By Chris Bruce
Oct. 24 — A federal appeals court judge Oct. 24 raised the possibility that MetLife Inc. might be able to raise a second challenge of sorts even if the Financial Stability Oversight Council's systemic risk label is reinstated ( MetLife Inc. v. Financial Stability Oversight, D.C. Cir., argued 10/24/16 ).
At issue in the U.S. Court of Appeals for the District of Columbia Circuit is the FSOC's appeal from a March ruling that rescinded the FSOC's designation of MetLife as a risk to U.S. financial stability.
Judge Patricia A. Millett, one of three judges on a panel that heard arguments in the case, asked whether Federal Reserve Board regulations that apply to designated companies could themselves be challenged.

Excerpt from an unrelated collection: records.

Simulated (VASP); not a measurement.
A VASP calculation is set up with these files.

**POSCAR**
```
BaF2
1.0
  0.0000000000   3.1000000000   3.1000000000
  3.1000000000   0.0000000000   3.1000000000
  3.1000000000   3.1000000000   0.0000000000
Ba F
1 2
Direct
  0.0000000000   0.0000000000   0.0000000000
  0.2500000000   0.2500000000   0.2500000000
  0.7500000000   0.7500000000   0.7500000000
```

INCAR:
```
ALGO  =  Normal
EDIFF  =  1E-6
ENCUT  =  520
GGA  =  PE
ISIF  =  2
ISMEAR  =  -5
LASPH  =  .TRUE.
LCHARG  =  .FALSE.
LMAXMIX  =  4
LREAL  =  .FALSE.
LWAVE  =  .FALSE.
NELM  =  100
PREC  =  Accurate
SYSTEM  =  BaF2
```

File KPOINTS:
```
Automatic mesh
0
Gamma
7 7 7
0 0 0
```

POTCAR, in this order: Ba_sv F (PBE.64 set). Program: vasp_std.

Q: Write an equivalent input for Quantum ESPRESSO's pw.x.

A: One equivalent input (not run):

Justice Department attorney Mark Stern, who argued the case for the FSOC, said those regulations could be subject to challenge.
Among other points, MetLife Counsel Eugene Scalia of Gibson Dunn in Washington said the FSOC's December 2014 determination was “garden-variety arbitrary and capricious,” saying the FSOC's refusal to consider relevant data that had a bearing on the case.
“It's not that the government had bad arguments, “Scalia said. “It ignored us.”
It's not clear when the D.C. Circuit will issue its decision, but it may not be the last word in a case that could be on a path to the U.S. Supreme Court.
Judge Sri Srinivasan, frequently mentioned as a candidate for a U.S. Supreme Court nomination, asked Scalia whether the Dodd-Frank Act's $50 billion threshold for labeling systemically important banks suggests that the FSOC's designation of MetLife, a nonbank, has a solid basis.
No, said Scalia, because banks are more connected to the economy and because banks face a different kind of risk by being exposed to runs by depositors.
“Banks and insurance companies are different,” Scalia said.
And Judge A. Raymond Randolph asked both lawyers whether a Clinton-era executive order that requires cost-benefit analysis in rulemaking applied to the FSOC's analysis in this case.
Scalia said he doesn't know, while Stern said the FSOC's action is different from that contemplated by the executive order.
“This is a determination,” Stern said. “It's not a regulation.”
But Randolph pressed the point, saying the FSOC's guidance to MetLife during its assessment amounts to an interpretation of FSOC rules, and that the FSOC's final determination was an interpretation of its guidance.
The argument stretched well beyond the half-hour originally scheduled. The bulk of the extra time involved questioning of Scalia.
The D.C. Circuit released audio of the argument within hours or the hearing.